Обсуждение: Query performance help with 'shadow table' approach.

Поиск

Список

Период

Сортировка

Query performance help with 'shadow table' approach.

От

Brian Fehrle

Дата:

13 сентября 2011 г., 19:10:36

Hi all,
     I've got a large table that has 15 million + rows in it, and a set
of queries I've been trying to speed up. The table has a primary key
column, and a couple hundred other columns.

These queries basically do a 'select max(primary_key_column) from table
group by column1, column2." Because of the group by, we would result in
a sequential scan of the entire table which proves to be costly.

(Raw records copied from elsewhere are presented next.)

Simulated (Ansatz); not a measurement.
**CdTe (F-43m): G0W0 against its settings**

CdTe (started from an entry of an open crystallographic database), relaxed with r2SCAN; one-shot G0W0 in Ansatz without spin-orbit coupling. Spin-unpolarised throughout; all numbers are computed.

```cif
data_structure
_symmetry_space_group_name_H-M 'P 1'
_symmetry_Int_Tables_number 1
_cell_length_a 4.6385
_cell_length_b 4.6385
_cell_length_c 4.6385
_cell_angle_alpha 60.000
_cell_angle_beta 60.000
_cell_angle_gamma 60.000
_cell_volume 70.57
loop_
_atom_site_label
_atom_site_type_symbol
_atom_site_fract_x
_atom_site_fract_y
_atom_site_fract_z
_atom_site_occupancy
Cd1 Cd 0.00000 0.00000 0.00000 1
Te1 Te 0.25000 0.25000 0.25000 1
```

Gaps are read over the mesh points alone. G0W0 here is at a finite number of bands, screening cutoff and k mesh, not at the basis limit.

Since the table has a ton of columns, I set up a smaller table that will
house a copy of some of the data that the query uses, the Primary Key
colum, and the two columns I do my 'group by' on. My application is
smart enough to update this 'shadow' table whenever the main table is
updated, so it will accurately mirror the other table. This shadow table
will also only contain one row for every column1 and column2 combination
(due to the group by), and for those rows, will have the max of the
primary key. Even with this, the 'shadow' table will have about 14
million rows, compared to the 15 million in the main table.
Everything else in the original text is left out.